Kamov Ka-50

The Kamov Ka-50 "Black Shark" (NATO reporting name: Hokum A) is a single-seat Russian attack helicopter with the distinctive coaxial rotor system of the Kamov design bureau. It was designed in the 1980s and adopted for service in the Russian army in 1995. It is currently manufactured by the Progress company in Arsenyev.


The Ka-50 was designed to be small, fast, and agile to improve survivability and lethality. For minimal weight and size (thus maximum speed and agility) it was - uniquely among gunships - to be operated by a single pilot only. Kamov concluded after thorough research of helicopter combat in Afghanistan and other war zones that the typical attack mission phases of low-level approach, pop-up target acquisition, and weapon launch do not simultaneously demand navigation, maneuvering, and weapons operation of the pilot; and thus with well-designed support automation a single pilot can carry out the entire mission alone.

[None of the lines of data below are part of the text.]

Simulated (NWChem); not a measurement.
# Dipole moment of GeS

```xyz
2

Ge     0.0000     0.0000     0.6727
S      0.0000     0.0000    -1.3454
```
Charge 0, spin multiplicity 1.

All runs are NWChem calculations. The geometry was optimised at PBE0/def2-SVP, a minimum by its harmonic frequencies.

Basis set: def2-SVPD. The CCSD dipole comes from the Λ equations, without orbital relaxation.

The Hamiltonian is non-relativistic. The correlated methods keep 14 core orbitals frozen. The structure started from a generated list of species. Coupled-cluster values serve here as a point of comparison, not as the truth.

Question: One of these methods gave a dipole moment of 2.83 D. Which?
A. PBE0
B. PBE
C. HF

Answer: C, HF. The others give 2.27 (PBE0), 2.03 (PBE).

Advantage of Contra-rotating Co-Axial Rotor


Like other Kamov helicopters, it features Kamov's characteristic contra-rotating co-axial rotor system, which removes the need for the entire tail-rotor assembly and improves the aircraft's aerobatic qualities - it can perform loops, rolls, and “the funnel” (circle-strafing) where the aircraft maintains a line-of-sight to the target while flying circles of varying altitude, elevation, and airspeed around it. 


Using two rotors means that a smaller rotor with slower-moving rotor tips can be used compared to a single rotor design. Since the speed of the advancing rotor tip is a primary limitation to the maximum speed of a helicopter, this allows a faster maximum speed than helicopters such as the AH-64. 


The elimination of the tail rotor is a qualitative advantage because the torque-countering tail rotor can use up to 30% of engine power. 


Furthermore, the vulnerable boom and rear gearbox are fairly common causes of helicopter losses in combat; the Black Shark's entire transmission presents a comparatively small target to ground fire. 


Kamov maintains that the co-axial drive assembly is built to survive hits from 23 mm ammunition like the other vital parts of the helicopter. The zero native torque also allows the aircraft to be fairly immune to wind strength and direction, and to have an unsurpassed turn rate in all travel speed envelopes.